Litjobo says won’t back down

Litjobo says won’t back down

MASERU – THUSO Litjobo says the raid on his home and his arrest on Sunday shows that the police have become “tools” for politicians.  Litjobo says there is an indication that his arrest is being instigated by politicians who want to silence him. The firebrand leader of the Alliance of Democrats (AD) youth league was arrested in dramatic fashion on criminal defamation charges after he said Assistant Commissioner of Police Motlatsi Mapolais politically biased. In a programme on Tšenolo FM, Litjobo allegedly said Mapola’s refusal to grant permission for a planned march against the closure of parliament shows that he is not politically neutral. The opposition wants parliament reopened so it can pass a motion to oust Prime Minister Pakalitha Mosisili whom it says is now leading a minority government after he lost some MPs after the aftermath of the Democratic Congress’s factional fights. The protest march is part of efforts to pile pressure on the government to reopen parliament. Litjobo however says despite the raid, arrest and charge he will not walk back those statements.

“I still maintain so. I told him that he should leave politics to us politicians and do his job as a police officer. If he got angry when I said he looks more a politician than a police officer let him continue being angry but remain a professional policeman.” Litjobo argues that Mapola’s promotion from the rank of senior superintendent to ACP “shows that he is no longer in a position to fight with protest march applicants over their applications to hold such marches”. “He should leave such fights to senior superintendents. This is now too low for him.”
“I am not ashamed to say I called on ACP Mapola to desist from acting like a politician when he is a police officer.”
Mapola declined to comment on Tuesday saying “I don’t know anything about Litjobo’s case and I am not involved”.
Mapola denied that he was the complainant in the case “and I am not aware that his case has something to do with me”.
Police spokesman Senior Superintendent Clifford Molefe said the complainant was the state, without going into further details.

The Director of Public Prosecutions Advocate Leaba Thetsane KC could not be reached for comment. Litjobo told thepost that the raid on his home by what he called a “group of police officers” has left him shocked.  The officers, he says, ignored his child’s explanation that he was bathing.  “They shook my bathroom door and nearly broke it, demanding me to get out so that they could arrest me,” Litjobo says.  “They were insensitive to my explanation that I could not open because my wife and I were naked as we were taking a bath,” he said. From his house Litjobo was taken to the police station where he spent the night in a holding cell. On Monday the High Court ordered his release from police custody and instructed the state to pay legal costs incurred in the urgent application for his release.  No date is yet to be set for his criminal defamation case which is before the Maseru Magistrate’s court.
“I am waiting for my day in court,” Litjobo said.
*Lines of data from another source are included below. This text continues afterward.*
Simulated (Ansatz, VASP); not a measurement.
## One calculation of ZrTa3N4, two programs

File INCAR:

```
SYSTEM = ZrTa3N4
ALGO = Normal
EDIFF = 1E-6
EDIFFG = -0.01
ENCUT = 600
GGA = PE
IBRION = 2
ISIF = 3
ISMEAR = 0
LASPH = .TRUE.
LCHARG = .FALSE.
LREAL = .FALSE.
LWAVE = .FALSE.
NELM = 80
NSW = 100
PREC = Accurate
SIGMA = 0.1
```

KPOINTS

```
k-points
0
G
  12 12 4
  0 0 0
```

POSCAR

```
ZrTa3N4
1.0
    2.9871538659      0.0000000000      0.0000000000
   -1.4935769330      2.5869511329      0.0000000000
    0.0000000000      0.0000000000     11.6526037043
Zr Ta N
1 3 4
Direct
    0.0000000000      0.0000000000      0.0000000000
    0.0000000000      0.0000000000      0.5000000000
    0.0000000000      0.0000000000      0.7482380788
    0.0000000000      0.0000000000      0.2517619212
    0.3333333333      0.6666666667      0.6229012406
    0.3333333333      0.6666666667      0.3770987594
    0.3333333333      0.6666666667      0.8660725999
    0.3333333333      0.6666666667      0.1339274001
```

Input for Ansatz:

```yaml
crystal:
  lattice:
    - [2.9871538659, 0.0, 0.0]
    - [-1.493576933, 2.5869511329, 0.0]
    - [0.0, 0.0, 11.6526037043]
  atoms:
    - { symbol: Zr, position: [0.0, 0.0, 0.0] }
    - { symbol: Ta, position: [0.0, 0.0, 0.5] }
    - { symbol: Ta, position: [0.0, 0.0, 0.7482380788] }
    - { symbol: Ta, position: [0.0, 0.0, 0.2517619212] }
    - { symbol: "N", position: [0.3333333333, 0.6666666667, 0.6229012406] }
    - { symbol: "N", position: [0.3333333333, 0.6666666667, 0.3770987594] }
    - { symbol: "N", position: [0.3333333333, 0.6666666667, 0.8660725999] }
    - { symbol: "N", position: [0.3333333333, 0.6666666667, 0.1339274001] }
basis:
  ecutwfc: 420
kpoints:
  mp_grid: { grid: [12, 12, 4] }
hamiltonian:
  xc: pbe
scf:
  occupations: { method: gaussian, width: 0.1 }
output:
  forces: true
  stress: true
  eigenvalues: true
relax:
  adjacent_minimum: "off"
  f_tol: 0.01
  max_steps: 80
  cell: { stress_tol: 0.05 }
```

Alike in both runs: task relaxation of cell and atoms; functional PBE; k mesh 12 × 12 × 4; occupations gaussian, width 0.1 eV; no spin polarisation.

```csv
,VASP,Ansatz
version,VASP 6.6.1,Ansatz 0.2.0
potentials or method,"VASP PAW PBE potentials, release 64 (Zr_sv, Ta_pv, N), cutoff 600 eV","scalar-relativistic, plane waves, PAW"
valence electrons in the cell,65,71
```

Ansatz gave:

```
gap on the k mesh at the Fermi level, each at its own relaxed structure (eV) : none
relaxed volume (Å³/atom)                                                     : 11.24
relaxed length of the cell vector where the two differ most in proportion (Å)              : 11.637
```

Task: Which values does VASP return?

“It seems the police got angry and decided that I should be arrested and locked up when I say the manner in which ACP Mapola is handling our application for permission to hold a protest march looks politically influenced”.  Mapola refused to grant permission for the demonstration on grounds that one of the organisers, the Basotho National Party (BNP) spokesman Machesetsa Mofomobe, threatened that the protesters would camp at parliament until it reports.  The protest planners also want the government to implement SADC decisions on security issues and prosecution of killers of former army boss Maaparankoe Mahao so Lesotho does not lose AGOA eligibility. They wanted their procession to be from Stadium Area to Moshoeshoe I Statue for less than five hours. In a January 6 letter he said he could not grant permission because “it is not clear who are going to take part” in the procession except Mofomobe, All Basotho Convention (ABC) youth league and the Alliance of Democrats (AD) spokesmen, Mphonyane Lebesa, and Chafotsa Letuka who have signed the application.

“The application or notice shall specify the names and address of the person or body of persons organising the public meeting or procession,” Mapola quoted from the Public Meetings and Processions Act 2011. “I wish to bring to your attention that on the aforesaid alone, your application for a procession permit does not pass the test”. Mapola also told the organisers that he could not allow them to hold the procession because Mofomobe, at a BNP rally in Maputsoe, said there would be a protest march in which the protesters will not leave until parliament reopens. “I have a reasonable belief that your application for a procession permit is in relation to the very same procession that Mr. Machesetsa Mofomobe was referring to,” Mapola said. “This is because the destination that he was referring to is the very destination intended in your application (Moshoeshoe I Statue),” he said. “Due to the fact that I do not know when the parliament will be reopened I put it to you that your contention that you will not leave the place unless the Parliament reopens by itself poses a threat or harm to peace, public safety, public security and public order,” he said.